**Entity type extraction and embedding: STANDOFF format**

- Standoff dataset is formatted differently and the size of dataset is larger
- This module reads the directory, extracts the entity:entity_type mappings, and create randomized embedding for all entity types. 
- It will also save the list of all unique entities so it can re-used in the KB concept embedding that utilizes external KB as a part of augmenting the embedding.

In [None]:
import os
import numpy as np
import itertools

In [None]:
class EntityTypeEmbedderSTANDOFF:
    
    def __init__(self, inputDir, embeddingDim=50):
        self.embeddingDim = embeddingDim
        self.entityEmbeddings = {}
        self.tokenEntityMappings = {}
        self.entityTypes = set()
        self.inputDir = inputDir
        self.extractTokenEntityMapping()
    
    def extractTokenEntityMapping(self):
        numFiles = 0
        for dirpath, _, filenames in os.walk(self.inputDir):
            for filename in filenames:
                if filename.endswith(".ann"):
                    numFiles += 1
                    filePath = os.path.join(dirpath, filename)
                    with open(filePath, 'r', encoding='utf-8') as file:
                        for line in file:
                            if line.strip():  # non-empty line
                                parts = line.split("\t")
                                if len(parts) == 3 and parts[0][0] == "T":
                                    token, entityTypeParts = parts[-1].strip(), parts[1]
                                    middleParts = entityTypeParts.split()
                                    entityType = middleParts[0]
                                    self.tokenEntityMappings[token] = entityType
                                    if entityType not in self.entityEmbeddings:
                                        self.entityTypes.add(entityType)
                                        self.entityEmbeddings[entityType] = np.random.rand(self.embeddingDim)
        print(f"Processed {numFiles} .ann files.")
        uniqueTokens = len(self.tokenEntityMappings)
        uniqueEntities = len(self.entityTypes)
        print(f"Found {uniqueTokens} unique tokens which correspond to entities")
        print(f"Found {uniqueEntities} unique entities")

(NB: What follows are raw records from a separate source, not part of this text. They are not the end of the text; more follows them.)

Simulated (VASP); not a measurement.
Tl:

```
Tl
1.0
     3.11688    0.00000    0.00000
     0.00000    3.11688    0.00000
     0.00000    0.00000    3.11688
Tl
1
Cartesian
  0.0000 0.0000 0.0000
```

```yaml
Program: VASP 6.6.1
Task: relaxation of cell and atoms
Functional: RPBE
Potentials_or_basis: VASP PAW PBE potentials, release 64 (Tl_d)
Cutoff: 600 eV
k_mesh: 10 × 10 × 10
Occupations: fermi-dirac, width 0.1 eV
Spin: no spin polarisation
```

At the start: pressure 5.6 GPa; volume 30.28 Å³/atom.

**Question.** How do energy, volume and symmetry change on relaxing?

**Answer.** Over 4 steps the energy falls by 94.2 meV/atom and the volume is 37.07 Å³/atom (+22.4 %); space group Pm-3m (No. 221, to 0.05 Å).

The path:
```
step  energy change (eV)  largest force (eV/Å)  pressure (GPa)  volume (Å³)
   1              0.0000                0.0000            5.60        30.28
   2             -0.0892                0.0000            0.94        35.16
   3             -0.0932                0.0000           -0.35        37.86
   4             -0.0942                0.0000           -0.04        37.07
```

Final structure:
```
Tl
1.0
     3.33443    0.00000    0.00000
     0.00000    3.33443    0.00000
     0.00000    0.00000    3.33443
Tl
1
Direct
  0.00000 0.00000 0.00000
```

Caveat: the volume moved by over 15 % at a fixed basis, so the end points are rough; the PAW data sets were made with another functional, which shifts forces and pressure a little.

    def get_embedding(self, token):
        entityType = self.get_entity_type(token)
        return self.entityEmbeddings.get(entityType, np.zeros(self.embeddingDim))
    
    def get_entity_type(self, token):
        return self.tokenEntityMappings.get(token, 'None')
    
    def update_embedding(self, entityType, newEmbedding):
        if entityType in self.entityEmbeddings:
            self.entityEmbeddings[entityType] = newEmbedding
        else:
            raise ValueError(f"Entity type {entityType} not in embeddings dictionary")
    
    

In [None]:
input_dir_path = '../BME Corpora/MLEE-1.0.2-rev1/standoff/full/'
entity_type_embedder = EntityTypeEmbedderSTANDOFF(input_dir_path)

In [None]:
print(entity_type_embedder.entityTypes)
print(dict(itertools.islice(entity_type_embedder.tokenEntityMappings.items(), 5)))

In [None]:
print(entity_type_embedder.get_entity_type("girl"))
print(entity_type_embedder.get_entity_type("scar"))
print(entity_type_embedder.get_entity_type("BUFFALO"))

In [None]:
print(entity_type_embedder.get_embedding("girl"))
print(entity_type_embedder.get_embedding("scar"))
print(entity_type_embedder.get_embedding("BUFFALO"))